|November 1, 2005 09:40 - Wildlife Homescaping and Half-price Bulbs
What is the one thing you can do yourself to make a real impact on the world? And you can do it in your own backyard. The answer, according to Steven Rosen, is organic gardening. The basic elements of organic gardening are the use of homemade compost and the avoidance of chemical fertilizers and pesticides. "Of 80 million American households practicing gardening and landscaping, 4.5 million now are committed to doing it organically, according to a 2004 survey by the National Gardening Association and Harris Interactive polling agency. An additional 2 million gardeners use some organic-gardening methods and plan to do more, and 6.5 million use some - such as composting - but haven't made a further commitment yet." more..
If you want a change from organic landscaping, how about wildlife homescaping? The first ever Gardening for Wildlife Homescape Tour has been arranged for November 19. Organizer Laurel Schiller from the Florida Native Plant Nursery said the tour will highlight successful homescapes specially designed to attract birds, butterflies and other wildlife. more..
Last week I mentioned that several merchants had special offers for bulbs. I have had a reminder today that Brecks Bulbs 50% off sale ends this week so, if you have not already bought your bulbs, now is the time to do so.
November 16, 2005 10:52 - Bailiffs with Shovels and an Evergreen Plant
"It doesn’t need to be mowed and it eliminates the use of pesticides, fertilizers and liming. It also doesn’t need much water or weeding, is evergreen, and deer don’t eat it. It can grow in an enormous range of conditions, from sunny to shady and from hot to cold." Have you guessed what this wonder plant might be? Well it turns out that what Southwestern Connecticut-based landscape designer Christine Cook is talking about is moss. There are good ecological reasons for growing some in your backyard as she explains. Read more..
Here's a sorry tale. Everyone knows that you face the prospect of being asked to do the washing up if you are unable to pay your restaurant bill, but have you ever heard of having your turf removed if you are unable to pay your gardener? This is just what happened to the Namibia Rugby Union. After losing their furniture the NRU had to agree to sell some of their turf to help pay the debt. Read more..
The November issue of my Garden Ramblings newsletter went out yesterday to email subscribers. If you have not already seen it, you can read it online here. The Special Offers section was shorter than usual as I had been unable to find much worth reporting. As is always the way, as soon as I had sent out the newsletter, I received an email from Breck's announcing bulb "Grab Bags" at 50% off. There's still time to plant your spring bulbs before the ground freezes, so why not take a look and pick up a bargain.

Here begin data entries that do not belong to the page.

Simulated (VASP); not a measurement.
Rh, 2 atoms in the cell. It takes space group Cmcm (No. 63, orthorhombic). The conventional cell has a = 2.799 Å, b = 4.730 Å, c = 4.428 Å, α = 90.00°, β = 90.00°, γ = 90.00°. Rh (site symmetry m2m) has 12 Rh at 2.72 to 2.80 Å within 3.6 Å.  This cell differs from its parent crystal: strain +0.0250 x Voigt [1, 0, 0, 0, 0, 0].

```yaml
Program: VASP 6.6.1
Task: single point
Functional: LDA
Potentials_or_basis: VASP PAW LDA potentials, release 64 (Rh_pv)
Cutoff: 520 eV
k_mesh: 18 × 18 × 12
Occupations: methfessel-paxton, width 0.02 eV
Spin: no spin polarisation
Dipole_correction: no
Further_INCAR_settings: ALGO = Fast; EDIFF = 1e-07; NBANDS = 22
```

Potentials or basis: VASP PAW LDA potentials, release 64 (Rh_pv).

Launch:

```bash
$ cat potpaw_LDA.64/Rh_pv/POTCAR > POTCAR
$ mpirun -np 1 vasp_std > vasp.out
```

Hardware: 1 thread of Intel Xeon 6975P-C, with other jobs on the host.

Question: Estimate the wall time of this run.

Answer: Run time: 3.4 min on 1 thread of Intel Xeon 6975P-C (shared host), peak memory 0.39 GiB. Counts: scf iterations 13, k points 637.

November 28, 2005 09:55 - Gardening Without Soil and the Prayer Plant
"Snow and cold weather don't have to keep you from tending to your garden" says Heather Ly. Stay in the warm and cultivate your plants indoors is her suggestion. And you don't need any soil either if you follow her advice and try the hydroponic method which uses water as the growing medium. "It's very simple. It's like baking cookies. You just follow the instructions and add nutrients at a certain time each day." "Plants will grow typically in two-thirds the time they will in soil because in soil the plant is not only pushing up to the plant, but it's pushing the roots down looking for the nutrients. Hydroponics you're just giving the roots everything they need." more..
"Wow! What on earth is that?" was Anne Ramsey's reaction on seeing this flower which is borne on a long stalk, is peach-coloured with orange flecks and is surrounded by large shiny green leaves with purple undersides. Without a picture you may be hard put to guess what she is talking about. Its common name is the Praying Plant. more..
The perennial question at this time of year is how to stop your Christmas tree dropping its needles. Dr. Ricky Bates in the department of horticulture at Penn State University suggests some guidelines that will help you maintain the freshness of your real Christmas tree. more..
And for some further hints try Christmas Tree Care Tips.
November 30, 2005 13:43 - A Three Seasons Pot and Flowers for the Cool
Mary Robson wanders around her local nurseries and reports on plants that will bloom in your cold-season garden. From a winter-flowering camellia to a fragrant viburnum and also including a sarcococca and a strawberry tree, she gives you ideas for future plantings. more..
A brief note by Janet Klie outlines a planting scheme for your containers that will provide interest all the way from Fall through to Spring. Basically it involves a tall evergreen, cool-season annuals and spring bulbs for a long-lasting display. To learn what plants she recommends, read more..
If you are looking for ideas for novel Christmas presents Gardeners Supply Company have "54 Gifts of Good Cheer for Under $20". Everything from Rainbow Garden Tubs, Colonial Bird Bottles, Wine Bottle Toppers to Magic Pinecones. And there are fifty more to choose from.
Brecks are trumpeting their "Exciting collection of Premium Floral Gifts". Make your selection from Bold Dramatic Amaryllis, Red Roses for a Christmas Lady or a Floral Symphony Bulb Basket. For extra savings just click the banner.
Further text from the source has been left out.